This pattern suggests the majority of trips are actually completed for commuting purposes.
Let's further investigate the distribution of trips along the hours of the day:
fig, axes = plt.subplots(1,2, sharey=True, figsize=(12,5))
weekday = df.query('weekday not in (5,6)')
weekday_hours = weekday.hour.value_counts(normalize=True)
sns.barplot(x= weekday_hours.keys(), y= weekday_hours.values*100, color=sns.color_palette()[0], ax=axes[0])
axes[0].set_title('Proportion of Trips per Hour: Weekday')
axes[0].set_ylabel('Proportion [%]')
axes[0].set_xlabel('Hours')
weekend = df.query('weekday in (5,6)')
weekend_hours = weekend.hour.value_counts(normalize=True)
sns.barplot(x= weekend_hours.keys(), y= weekend_hours.values*100, color=sns.color_palette()[1], ax=axes[1])
plt.title(f'Proportion of Trips per Hour: Weekend')
plt.ylabel('Proportion [%]')
plt.xlabel('Hours');
plt.tight_layout()
Separating the trips between Weekday and Weekend, it is possible to see a clear commuting pattern for trips occurring during weekdays.

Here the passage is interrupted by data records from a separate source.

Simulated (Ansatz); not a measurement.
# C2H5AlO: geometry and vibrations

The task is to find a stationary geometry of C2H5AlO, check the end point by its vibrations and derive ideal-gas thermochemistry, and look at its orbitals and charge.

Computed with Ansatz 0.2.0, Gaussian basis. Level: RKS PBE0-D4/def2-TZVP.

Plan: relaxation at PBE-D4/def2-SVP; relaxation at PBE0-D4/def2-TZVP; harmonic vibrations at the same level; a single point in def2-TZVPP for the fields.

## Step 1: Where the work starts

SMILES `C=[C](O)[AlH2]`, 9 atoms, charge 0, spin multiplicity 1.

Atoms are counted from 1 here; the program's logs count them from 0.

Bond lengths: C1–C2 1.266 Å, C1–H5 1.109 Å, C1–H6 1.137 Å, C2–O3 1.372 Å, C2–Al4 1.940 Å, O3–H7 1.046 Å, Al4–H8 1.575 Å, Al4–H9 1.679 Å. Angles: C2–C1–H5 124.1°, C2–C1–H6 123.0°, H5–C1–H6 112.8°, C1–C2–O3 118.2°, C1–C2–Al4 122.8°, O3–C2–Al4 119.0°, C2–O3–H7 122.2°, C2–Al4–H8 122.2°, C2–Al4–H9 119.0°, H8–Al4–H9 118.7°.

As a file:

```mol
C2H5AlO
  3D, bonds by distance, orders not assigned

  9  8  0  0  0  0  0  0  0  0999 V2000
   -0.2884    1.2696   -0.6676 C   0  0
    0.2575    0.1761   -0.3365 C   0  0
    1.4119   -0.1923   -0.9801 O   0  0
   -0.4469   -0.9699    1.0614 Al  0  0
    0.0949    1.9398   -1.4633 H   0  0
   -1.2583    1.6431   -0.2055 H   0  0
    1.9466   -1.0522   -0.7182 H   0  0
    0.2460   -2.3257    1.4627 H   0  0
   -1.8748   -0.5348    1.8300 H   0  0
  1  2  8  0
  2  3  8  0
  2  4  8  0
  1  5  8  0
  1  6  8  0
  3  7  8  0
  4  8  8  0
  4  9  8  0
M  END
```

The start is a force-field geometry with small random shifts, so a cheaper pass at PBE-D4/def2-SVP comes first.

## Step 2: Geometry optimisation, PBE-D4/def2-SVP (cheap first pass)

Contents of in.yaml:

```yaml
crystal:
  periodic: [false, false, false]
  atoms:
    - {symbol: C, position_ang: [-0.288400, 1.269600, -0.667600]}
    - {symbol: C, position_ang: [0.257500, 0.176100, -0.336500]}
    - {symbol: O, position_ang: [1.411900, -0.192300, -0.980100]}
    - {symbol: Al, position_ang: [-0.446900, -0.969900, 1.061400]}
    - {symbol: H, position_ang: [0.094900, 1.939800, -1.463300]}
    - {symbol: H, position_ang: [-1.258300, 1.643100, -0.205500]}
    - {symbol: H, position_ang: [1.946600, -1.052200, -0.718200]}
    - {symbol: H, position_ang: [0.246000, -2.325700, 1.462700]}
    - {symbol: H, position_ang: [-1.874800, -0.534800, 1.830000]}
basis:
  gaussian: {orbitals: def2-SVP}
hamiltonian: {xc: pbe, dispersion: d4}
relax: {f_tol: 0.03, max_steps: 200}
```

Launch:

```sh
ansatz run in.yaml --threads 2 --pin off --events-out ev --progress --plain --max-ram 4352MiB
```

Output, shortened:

There are two peaks of usage around 8h and 17h, depicting the typical pendular pattern of home-work and work-home trips.
plt.figure(figsize=(8,5))
sns.heatmap(df3.pivot_table(index=pd.cut(df3.duration_min, bins=range(0,61)),
columns=df3.hour, aggfunc='count',
fill_value=0).gender, vmin=0,cmap='viridis');
plt.title('Heatmap of Trip Distribution by Duration and Hour of Day');
As seen before, most trips occurs in two peaks (around 8h and 17h). But this heatmap shows they usually take between 5 and 10 minutes, suggesting really short trips.
# User Age vs Hour of day
plt.figure(figsize=(8,5))
sns.heatmap(df3.pivot_table(index=df3.user_age, columns=df3.hour, aggfunc='count', fill_value=0).gender,
vmin=0,cmap='viridis');
plt.title('Heatmap of Trip Distribution by User Age and Hour of Day');
There is no clear correlation between user age and the time the trip occurs, suggesting users of all ages are using the bike-share to commute.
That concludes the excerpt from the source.